According to common relevance-judgments regimes, such as TREC’s, a document can be deemed relevant to a query even if it contains a very short passage of text with pertinent information. This fact has motivated work on passage-based document retrieval: document ranking methods that induce information from the document’s passages. However, the main source of passage-based information utilized was passage-query similarities. We address the challenge of utilizing richer sources of passage-based information to improve document retrieval effectiveness. Specifically, we devise a suite of learning-to-rank-based document retrieval methods that utilize an effective ranking of passages produced in response to the query; the passage ranking is also induced using a learning-to-rank approach. Some of the methods quantify the ranking of the passages of a document. Others utilize the feature-based representation of passages used for learning a passage ranker. Empirical evaluation attests to the clear merits of our methods with respect to highly effective baselines. Our best performing method is based on learning a document ranking function using document-query features and passage-query features of the document’s passage most highly ranked.

††copyright: acmcopyright††conference: ; ; ††price: 15.00

1. Introduction

The ad hoc retrieval task is ranking documents in a corpus in response to a query by presumed relevance to the information need the query represents. Often, documents are deemed relevant even if they contain only a short passage with pertaining information; e.g., by TREC’s relevance judgment regime (Voorhees and Harman, 2005).

As a result, there has been a large body of work on passage-based document retrieval: utilizing information induced from document passages to rank the documents; e.g., (Callan, 1994; Wilkinson, 1994; Kaszkiel and Zobel, 2001; Liu and Croft, 2002; Bendersky and Kurland, 2010). The most commonly used passage-based document retrieval methods rank a document by the highest query similarity exhibited by any of its passages (Callan, 1994; Wilkinson, 1994; Kaszkiel and Zobel, 2001; Liu and Croft, 2002; Bendersky and Kurland, 2010) and by integrating this similarity with the document-query similarity (Callan, 1994; Wilkinson, 1994; Bendersky and Kurland, 2010).

The passage-query (surface level) similarity is one out of many possible estimates for passage relevance. Indeed, various passage-relevance estimates were devised for the task of passage retrieval, a.k.a focused retrieval; e.g., (Salton et al., 1993; Jiang and Zhai, 2004; Murdock and Croft, 2005; Murdock, 2006; Metzler and Kanungo, 2008; Buffoni et al., 2010; Fernández et al., 2011; Fernández and Losada, 2012; Carmel et al., 2013; Keikha et al., 2014b; Chen et al., 2015; Yang et al., 2016; Yulianti et al., 2016; Chen et al., 2017). That is, passages are ranked in response to a query using passage-relevance estimates. The merits of integrating the estimates using learning-to-rank (LTR) approaches were also demonstrated (Metzler and Kanungo, 2008; Buffoni et al., 2010; Chen et al., 2015; Yang et al., 2016; Yulianti et al., 2016; Chen et al., 2017).

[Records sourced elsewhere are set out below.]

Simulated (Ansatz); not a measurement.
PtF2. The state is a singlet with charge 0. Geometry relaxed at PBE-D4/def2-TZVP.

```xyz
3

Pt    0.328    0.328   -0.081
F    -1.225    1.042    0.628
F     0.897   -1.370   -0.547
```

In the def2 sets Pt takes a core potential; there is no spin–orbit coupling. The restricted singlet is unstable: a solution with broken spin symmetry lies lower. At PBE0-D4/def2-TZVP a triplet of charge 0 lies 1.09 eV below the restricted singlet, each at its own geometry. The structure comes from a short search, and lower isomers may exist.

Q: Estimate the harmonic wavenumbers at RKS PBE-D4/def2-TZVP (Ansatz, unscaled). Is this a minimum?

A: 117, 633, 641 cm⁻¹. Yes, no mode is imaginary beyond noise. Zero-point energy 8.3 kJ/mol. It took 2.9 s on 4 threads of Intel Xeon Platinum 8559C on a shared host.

Motivated by the (recent) progress in devising effective passage retrieval methods, specifically, using LTR methods, and the fact that the main passage-based information used by most passage-based document retrieval methods is confined to passage-query similarities, we address the following challenge: devising LTR methods for document retrieval that utilize an effective query-based passage ranking. Some of the methods we present are not based on any assumptions regarding the passage retrieval approach used to rank passages. Others are based on the premise that passages were ranked in response to the query using an LTR method that utilizes passage-based features. A case in point, the most effective LTR-based document retrieval method that we present uses both document-based and passage-based features; the latter are those of the document’s passage which is the most highly ranked by an LTR method used to rank passages.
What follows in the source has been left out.